Macquarie Infrastructure Group & anor v Agsten
[2009] NSWSC 58
•19 February 2009
CITATION: Macquarie Infrastructure Group & anor v Agsten [2009] NSWSC 58 HEARING DATE(S): 16 February 2009
JUDGMENT DATE :
19 February 2009JURISDICTION: Common Law JUDGMENT OF: Grove J DECISION: Statement of Claim struck out CATCHWORDS: PLEADING - Statement of Claim - Multiple deficiencies - Insufficient identification of justiciable claim to order repleading CATEGORY: Procedural and other rulings PARTIES: Macquarie Infrastructure Group and John Hughes - Applicants
Felicity Agsten - RespondentFILE NUMBER(S): SC 2008/20487 COUNSEL: A S Bell SC - Applicants
In person - RespondentSOLICITORS: Mallesons - Applicants
In person - Respondent
IN THE SUPREME COURT
OF NEW SOUTH WALES
COMMON LAW DIVISIONMICHAEL GROVE J
19 February 2009
JUDGMENT2008/20487 MACQUARIE INFRASTRUCTURE GROUP & JOHN HUGHES v FELICITY AGSTEN
1 HIS HONOUR: Before the Court is a motion to strike out the plaintiff’s statement of claim pursuant to either UCPR 13.4 or UCPR 14.28. The defendant applicants were represented by Mr Bell SC and the plaintiff respondent appeared in person. The initiating statement of claim seeking to originate proceedings was also filed by herself.
2 The document is prolix and the nature of any cause or causes of action relied upon are obscure to the point of being unidentifiable. The gravamen of the respondent’s complaints need to be gleaned from two documents annexed to the purported pleading, the first of which has an initial heading “Details of Application” and the second of which is on a letterhead of the respondent and marked “Annexure A”. I shall refer to these respectively as “the details document” and “annexure A”.
3 The details document ends with a schedule of claimed amounts of money the total of which is $79,200,000.
4 Nothing in the document enables an extraction of how any of the ingredient amounts constituting that significant total represent tortious or contractual breaches for which the defendants would be liable to compensate the plaintiff. Neither am I able to identify any claim outside the law of tort or contract which would found a cause of action. The details document recounts a variety of criticisms which the plaintiff makes of the conduct of the first defendant corporation in its accounting, asset valuation, dividend distribution and aspects of financial management.

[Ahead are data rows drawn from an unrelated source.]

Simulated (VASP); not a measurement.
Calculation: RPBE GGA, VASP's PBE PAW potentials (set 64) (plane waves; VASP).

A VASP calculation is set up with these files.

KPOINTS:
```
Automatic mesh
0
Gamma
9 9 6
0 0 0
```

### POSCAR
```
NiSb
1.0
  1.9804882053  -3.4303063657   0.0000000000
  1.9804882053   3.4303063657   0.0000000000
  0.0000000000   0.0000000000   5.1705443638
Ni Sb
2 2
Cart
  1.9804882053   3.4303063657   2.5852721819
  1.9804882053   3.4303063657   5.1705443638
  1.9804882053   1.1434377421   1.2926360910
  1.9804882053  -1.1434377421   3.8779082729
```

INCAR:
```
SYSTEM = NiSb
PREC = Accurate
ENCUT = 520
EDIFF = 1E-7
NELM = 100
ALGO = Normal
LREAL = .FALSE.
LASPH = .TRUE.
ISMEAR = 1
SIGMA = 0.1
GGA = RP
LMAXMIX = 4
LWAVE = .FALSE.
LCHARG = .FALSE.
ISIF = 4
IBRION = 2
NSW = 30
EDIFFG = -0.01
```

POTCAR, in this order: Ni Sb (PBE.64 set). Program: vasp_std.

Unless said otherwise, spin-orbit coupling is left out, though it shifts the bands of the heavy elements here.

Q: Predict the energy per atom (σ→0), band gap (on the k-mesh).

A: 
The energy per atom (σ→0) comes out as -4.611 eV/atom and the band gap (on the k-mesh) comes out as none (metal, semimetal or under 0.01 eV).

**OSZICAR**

5 Annexure A does not attempt to formulate a pleading. It is in the form of a lengthy essay with topics addressed under various headings. It commences with a statement that the plaintiff “owned and traded the company’s stapled securities” but was disappointed as a result of policies adopted of which she disapproved. One statement was that “I initially invested $154,000 in MIG securities which I later sold because of the company’s policy concerning the reporting of asset revaluations”. I could not detect mention of what was obtained on sale but part of the claim seems to be based upon hypothetical profits which the plaintiff expected to earn.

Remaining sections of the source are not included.